Voting is a fundamental right of our democracy. The decisions made in city halls, state legislatures, the United States Congress and every other level of government impact the lives of all North Dakotans.

But the right to vote only matters if you exercise it.

On Nov. 6, North Dakotan voters will cast their ballots for the U.S. Senate and House seats, secretary of state, attorney general and a host of other statewide positions and ballot measures. Because North Dakota doesn’t require voters to register in advance, if you are a resident of North Dakota, you can cast your ballot on Election Day.. 

Unfortunately, for some, it’s not that easy because of North Dakota’s voter ID law. Here’s what you need to know to vote this year.

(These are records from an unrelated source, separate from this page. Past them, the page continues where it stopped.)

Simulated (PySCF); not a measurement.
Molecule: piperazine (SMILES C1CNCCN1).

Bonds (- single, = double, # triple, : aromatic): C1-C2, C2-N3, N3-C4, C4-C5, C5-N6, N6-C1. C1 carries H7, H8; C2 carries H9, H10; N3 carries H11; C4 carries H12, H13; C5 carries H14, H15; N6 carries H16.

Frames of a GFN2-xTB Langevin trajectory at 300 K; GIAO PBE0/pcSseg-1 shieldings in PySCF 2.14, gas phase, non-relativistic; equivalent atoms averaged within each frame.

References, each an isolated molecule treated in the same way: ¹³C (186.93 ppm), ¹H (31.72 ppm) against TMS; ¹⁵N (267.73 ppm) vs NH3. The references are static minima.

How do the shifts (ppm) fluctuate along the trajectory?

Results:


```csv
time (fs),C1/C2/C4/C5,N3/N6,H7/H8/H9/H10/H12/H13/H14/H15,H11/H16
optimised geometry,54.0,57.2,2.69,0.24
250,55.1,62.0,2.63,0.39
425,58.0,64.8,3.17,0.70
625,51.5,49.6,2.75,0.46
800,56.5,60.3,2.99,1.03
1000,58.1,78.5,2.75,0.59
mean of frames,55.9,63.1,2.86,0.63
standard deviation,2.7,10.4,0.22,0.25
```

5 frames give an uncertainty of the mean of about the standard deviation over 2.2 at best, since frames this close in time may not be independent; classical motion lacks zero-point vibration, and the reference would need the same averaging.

  • Bring an ID. Only three IDs are accepted at the polls: a North Dakota driver’s license, a North Dakota non-driver ID, or a tribal ID. Tribally issued identification can consist of a tribal ID card issued by the tribe, the Bureau of Indian Affairs, or any other tribal agency or entity, or a document, letter, writing, enrollment card, or other form of tribal identification issued by a tribal authority.
  • Your ID MUST have a residential address listed. P.O. boxes will not be accepted. Residents without a street address should contact their county’s 911 coordinator to sign up for a free street address and request a letter confirming that address in order to vote.
  • The Native American Rights Fund is working in conjunction with the Spirit Lake Tribe, Standing Rock Sioux Tribe, Turtle Mountain Band of Chippewa Indians, and the Three Affiliated Tribes (“MHA”), as well as community organizations Four Directions and Western Native Voice, to ensure that tribal members living in North Dakota who come to the polls on Election Day will be provided voter identification free of charge.
  • If your ID isn’t current, bring supplemental documentation. A utility bill, bank statement, or any document issued by a tribal government, the Bureau of Indian Affairs (BIA), other tribal agencies or authorities, or any other document, letter, writing, enrollment card, or other forms of tribal identification can provide the missing or outdated information (name, current residential street address or mailing address, and date of birth).
  • Voter affidavits are OUT. “Set-aside” ballots are IN. If you forget your ID or supplemental documents, you can vote using a “set-aside” ballot. If you vote this way, you have to return to the polling place on the day of the election or go to your County Auditor office before the meeting of the County Canvassing Board six days after the election. This year it will occur on the seventh day because the sixth day is the Veteran’s Day holiday.          

The American Civil Liberties Union has a long history of helping voters understand and exercise their rights. We have been at the forefront of the fight against voter suppression as well as the movement to allow new voter access and will continue to do so after the primaries next week and beyond. If you have any issues voting on Election Day, please call the ACLU voter hotline at 701-353-5594.

Empowering every American with the correct information to exercise their right to vote is crucial to a transparent and equal democracy.